Photo by Pfc. Erick Galera

U.S. Marines, British Army conclude Exercise Phoenix Odyssey II

11 Nov 2015 | Lance Cpl. Erick Galera II Marine Expeditionary Force

U.S. Marines with 2nd Intelligence Battalion and British soldiers concluded an intelligence exercise between the two nations Nov. 6, 2015.

Bringing both forces together for the second consecutive year, Exercise Phoenix Odyssey II was designed to build on joint intelligence operations and further develop the relationships started in 2014.

“The first iteration was more about sharing what technology we had and what techniques, tactics and procedures we brought to the table,” said Marine 1st Lt. Joseph Ryan, a signals intelligence officer with 2nd Intelligence Battalion. “This exercise was more about working in tandem for a potential real world scenario.”

“During Phoenix Odyssey I, we didn’t meet our American counterparts until later in the exercise, which didn’t give us enough time to know who we were working with at a social level,” said British Army Cpl. Robert Heeges, an intelligence analyst participating in EPO II. “This time we were integrated from day one, and I think that had the biggest impact on allowing us to work more closely together.”

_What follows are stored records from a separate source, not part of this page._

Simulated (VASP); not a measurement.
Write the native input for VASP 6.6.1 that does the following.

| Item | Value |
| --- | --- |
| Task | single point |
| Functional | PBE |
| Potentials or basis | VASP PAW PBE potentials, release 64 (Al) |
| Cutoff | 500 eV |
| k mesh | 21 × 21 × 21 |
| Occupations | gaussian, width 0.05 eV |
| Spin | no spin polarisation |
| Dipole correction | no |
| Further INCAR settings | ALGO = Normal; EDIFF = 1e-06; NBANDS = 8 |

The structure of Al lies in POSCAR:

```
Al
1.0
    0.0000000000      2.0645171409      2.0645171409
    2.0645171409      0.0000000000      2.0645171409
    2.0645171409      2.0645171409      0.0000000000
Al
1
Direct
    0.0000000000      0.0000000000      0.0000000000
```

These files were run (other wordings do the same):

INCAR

The two-week exercise enabled the forces to continue fine-tuning the processes vital for possible contingencies.

“We tried to find some middle ground on determining what kind of intelligence both the British and the U.S. Marines could find that was comprehensive and both sides could understand,” said Ryan.

Both forces have worked together in theater before, and as dangerous scenarios develop throughout the world, EPO II provided a unique opportunity to learn, understand and practice common tactics, techniques and procedures to ultimately reach the same goal.

“Our countries have a long history of working together,” said Heeges. ”Although we have standardized practices, there are still some differences in the ways we work, and this kind of exercise gives us an excellent opportunity to outline those differences and get accustomed to how we work.”

Hoping to build from a successful exercise, both forces are looking forward to enhance the experience and involve more elements into it, said Ryan.

“The intent is for EPO to continue to grow while incorporating other intelligence apparatuses within II Marine Expeditionary Force as well as some of the active duty British Armed Forces,” said Ryan.